The integration runs via the respective language library. In Java or Kotlin, you integrate the dependencies into your project and use them to access the Selenium library to control the browser.

This freedom has a concrete consequence for teams: you can choose the language that is used in the project anyway. This means that test automation does not fall outside the technical scope of the product.

How Selenium controls the browser

Selenium works on two levels, similar to how a human operates a browser. At the browser level, you open tabs, navigate, reload pages and set settings. At the page level, you read information and interact with the web elements.

At element level, you query states, click, enter text, select values or perform drag-and-drop. This essentially covers what a user does in the browser.

Browser settings can be controlled in the same way. A typical example: A web application offers a PDF for download, which the browser opens in the internal viewer by default. A setting can be made to force the file to be downloaded instead. Such configurations are among the adjustments that make a test run stable.

Good selectors determine the maintenance effort

The choice of selectors determines how maintenance-intensive test automation is. For simple cases, ID or tag name are sufficient. As soon as things get more complex, you need solid knowledge of CSS selectors and, above all, XPath selectors. If you put these together cleverly, you will keep the maintenance effort to a minimum.

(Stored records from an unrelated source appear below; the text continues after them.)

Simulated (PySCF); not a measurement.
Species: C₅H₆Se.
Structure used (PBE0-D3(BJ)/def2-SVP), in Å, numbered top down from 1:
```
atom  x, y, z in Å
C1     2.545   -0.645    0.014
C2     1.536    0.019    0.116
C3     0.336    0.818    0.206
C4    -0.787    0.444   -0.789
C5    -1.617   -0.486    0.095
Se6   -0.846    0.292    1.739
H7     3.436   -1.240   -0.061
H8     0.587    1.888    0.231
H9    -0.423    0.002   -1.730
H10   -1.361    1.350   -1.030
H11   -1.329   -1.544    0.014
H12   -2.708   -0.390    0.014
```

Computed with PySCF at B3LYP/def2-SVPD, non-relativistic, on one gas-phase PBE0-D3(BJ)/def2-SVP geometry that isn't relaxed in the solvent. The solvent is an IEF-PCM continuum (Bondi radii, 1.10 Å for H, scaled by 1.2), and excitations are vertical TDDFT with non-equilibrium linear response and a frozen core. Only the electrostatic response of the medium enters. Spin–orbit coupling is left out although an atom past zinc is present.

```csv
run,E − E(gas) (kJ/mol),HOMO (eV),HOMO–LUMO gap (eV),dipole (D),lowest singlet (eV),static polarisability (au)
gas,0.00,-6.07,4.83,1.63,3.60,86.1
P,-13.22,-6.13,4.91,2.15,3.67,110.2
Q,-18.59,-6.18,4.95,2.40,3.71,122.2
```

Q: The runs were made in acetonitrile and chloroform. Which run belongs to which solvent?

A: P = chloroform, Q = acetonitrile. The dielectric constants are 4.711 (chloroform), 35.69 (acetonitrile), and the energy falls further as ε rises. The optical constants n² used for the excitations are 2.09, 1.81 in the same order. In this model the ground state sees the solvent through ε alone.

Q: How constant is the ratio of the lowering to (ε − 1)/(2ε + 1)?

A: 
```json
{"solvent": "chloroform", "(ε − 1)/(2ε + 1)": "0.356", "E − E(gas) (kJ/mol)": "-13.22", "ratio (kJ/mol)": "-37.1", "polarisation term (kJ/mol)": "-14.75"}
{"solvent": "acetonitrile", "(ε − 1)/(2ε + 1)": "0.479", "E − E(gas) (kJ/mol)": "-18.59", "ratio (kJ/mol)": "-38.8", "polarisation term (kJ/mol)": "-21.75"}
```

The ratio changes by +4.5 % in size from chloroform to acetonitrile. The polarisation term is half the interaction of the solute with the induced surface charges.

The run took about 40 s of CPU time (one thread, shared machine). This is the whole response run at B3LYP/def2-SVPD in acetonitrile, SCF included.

A common mistake is the absolute XPath from the browser context menu. Right-click “Copy XPath” to create a path in the test code that extends from the root element to the target element. If one small thing changes on the page, the test breaks and nobody recognizes which element was meant. Selectors should be readable.

There are libraries that automatically replace a failed locator with a new one. However, a failed test with a surface change is not a defect, but a signal. The test has detected that something has changed, and that is its purpose.

If you follow the page object pattern, you change a locator in exactly one place, even if a hundred test scripts address it. Clean structure reduces the maintenance effort to a minimum.

Selenium is development work

Many problems that appear to be caused by Selenium are actually caused by the programming language used. Test automation with Selenium is development work, not a click script.

If you have a lot of problems that you think you have with Selenium, they are usually not with Selenium itself, but with the programming language you used to make it. (Boris Wrubel)

This leads to a clear recommendation for the choice of language: Take the language in which the product is built. This gets the developers on board. If an error occurs during a test run, they will find it more quickly and can take action themselves, both when fixing it and when writing new tests.

This approach fits in with the Scrum idea that there is no detached tester. Quality becomes the task of the whole team, not something that is outsourced to an individual.

How to integrate the technical side

The technical side comes into play via Cucumber. Selenium in conjunction with Cucumber makes product owners and business visible what a test is checking without them having to read the code. Well-written scenarios show the tested technicality directly.

Who writes the scenarios is a separate question. Having the department write the scenarios alone is not ideal. It makes more sense to formulate them together so that the business view and technical feasibility come together.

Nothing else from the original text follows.